On Owning Your Mistakes

2 minute read

My parents divorced when I was around eleven. In many ways I am grateful, because I ended up with two sets of parents and learned a lot from both dads and both moms.

Over the years more mentors showed up. Coaches, professors, my graduate advisor, mentors at work, succeseful entrepreneurs, and more. Some don’t even know I consider them mentors. Some are just authors I read. One who unlocked a lot inside me was Paul Graham. During YC we walked three times for about 45 minutes and I also read some (most?) of his essays. He probably doesn’t remember me. What he said echoed what my other mentors had told me, but he said it with striking efficiency.

The line that stuck was, in the long run it is easier to be good than to look good. Not “better”. “Easier”. For a lazy person, “EASY” is a button we like to press! That idea went straight to the core of how I operate. And here’s a second order effect of this mindset: I own my mistakes because that makes me “more good”.

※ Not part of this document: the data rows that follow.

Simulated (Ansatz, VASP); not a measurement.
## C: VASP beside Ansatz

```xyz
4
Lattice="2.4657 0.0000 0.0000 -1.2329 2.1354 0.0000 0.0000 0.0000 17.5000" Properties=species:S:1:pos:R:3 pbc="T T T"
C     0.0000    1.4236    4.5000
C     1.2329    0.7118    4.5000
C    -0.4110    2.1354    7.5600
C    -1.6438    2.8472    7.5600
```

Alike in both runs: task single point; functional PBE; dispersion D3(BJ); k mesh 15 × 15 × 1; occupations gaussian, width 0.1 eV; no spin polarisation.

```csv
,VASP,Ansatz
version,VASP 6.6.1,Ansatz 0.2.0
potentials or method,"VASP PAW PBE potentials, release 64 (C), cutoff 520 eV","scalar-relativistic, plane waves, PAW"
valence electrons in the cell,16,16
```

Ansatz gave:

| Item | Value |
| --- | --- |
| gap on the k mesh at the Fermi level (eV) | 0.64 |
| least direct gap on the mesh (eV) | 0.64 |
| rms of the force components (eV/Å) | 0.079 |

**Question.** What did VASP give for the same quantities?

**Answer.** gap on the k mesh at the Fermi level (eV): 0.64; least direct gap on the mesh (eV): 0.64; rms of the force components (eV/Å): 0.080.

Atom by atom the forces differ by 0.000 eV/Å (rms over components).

This habit makes more efficient in trying things, failing, and then learning. I do not attach myself to solutions. I attach myself to problems. When you cling to your own opinions or actions, you focus on appearance instead of substance. When you stay close to problems you accept that you will keep iterating and you will keep making mistakes.

I have a long list of mistakes: in raising my kids, in love, in relationships, in business, and in investing. But what stays constant are the problems I want to solve. Big ones, like building a Dyson sphere to harvest all the energy of the sun. As well as smaller ones, like parents lacking the patience to teach their kids or adults hurting each other through war, theft, and lies.

Beliefs, religions, systems of governance are all solutions we test and replace. The problems remain. When a solution fails, admit it, apologise, and explain how you will fix it. People forgive quickly when you do that, because it shows you are trying to be good, not just look good.

Whatever mistake you have made does not define you. Acknowledge it, own it, and decide how you will build a better future.

One of the most powerful benefit of owning your mistakes is that it gives you confidence to make more mistakes and learn from them.